“The art and fashion worlds have been colliding for years due to the natural synergy between the creative industries.” So Mario Eimuth tells us, who along with his brother Thorsten run the E-commerce platform Stylebop.com. These two worlds are very much colliding in their latest project launching tomorrow: CADA goes ART – a jewellery collection designed by three contemporary artists.
The brothers launched German-based Stylebop in 2004, and who doesn’t love a family affair. It hosts over 250 luxury menswear and womenswear brands. The digital market is so saturated that it’s often tough for E-commerce brands to differentiate themselves, which is what makes this unique collaboration so interesting.
The fashion and art industries are full of big personalities (to put it lightly), so often successful partnerships can be a bit tricky to orchestrate. This is what makes the CADA goes ART with Stylebop collaboration so interesting – they managed to get not two, but three, creative parties to successfully work together. German fine jewellery house CADA enlisted the artists Aaron Curry, Andy Hope 1930 and Jonathan Meese to create their own capsule collections of fine jewellery. This resulted in 53 pieces of wearable art, launching December 9 exclusively with Stylebop.com.
The project was born out of CADA founder Herbert Kopp’s love of art. A long time collector, he brought the artists and the brothers together. Stylebop.com was the perfect platform for these creations because the brothers are collectors themselves, and passionate about art. “Aaron Curry and Jonathan Meese are two of my personal favourite artists, whose work I have in my own collection. Each of the three artists has such a unique aesthetic, so to see it translated through a wearable fashion collection is quite incredible,” Thorsten tells us.
This is by no means the only time artists have ventured into the world of jewellery – looking into the archives our favourite are the creations Alexander Calder made for his friends and family (particularly relevant at the moment thanks to his Tate Modern blockbuster exhibition). Mario explains that “More and more in recent years, we have been seeing a blurring of the fashion and art worlds. The collections of luxury fashion houses are often seen as art, and as a retailer you curate those collections for your customer,” and actually bringing in these artists is “a very real and very genuine coming together of art and fashion”.

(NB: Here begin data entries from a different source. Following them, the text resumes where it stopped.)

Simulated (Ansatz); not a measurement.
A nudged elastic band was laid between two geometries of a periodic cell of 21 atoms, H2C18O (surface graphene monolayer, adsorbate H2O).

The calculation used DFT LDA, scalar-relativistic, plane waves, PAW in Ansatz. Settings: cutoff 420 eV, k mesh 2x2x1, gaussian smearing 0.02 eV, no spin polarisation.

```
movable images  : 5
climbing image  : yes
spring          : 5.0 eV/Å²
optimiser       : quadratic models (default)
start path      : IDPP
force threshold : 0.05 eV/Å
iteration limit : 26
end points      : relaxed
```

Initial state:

We picked out the vital statistics of the three contemporary artists and how it translates into their capsule collections.
Aaron Curry
Eclectic is an understatement when it comes to Aaron Curry, a Los Angeles-based artist that takes his influences from things as unexpected as mid-century sculpture to contemporary graffiti. Curry designed a line of cocktail rings in various colours of gold with precious gemstones, and they are as abstract as it gets. We asked Curry where he got his inspiration from, and he told us “it really started from doodles. Then I began thinking about what space this ring/object, this little sculpture, occupies. I thought of them as melting forms with a surface that has been bombarded with these little formations made of jewels, like asteroids falling from the sky.”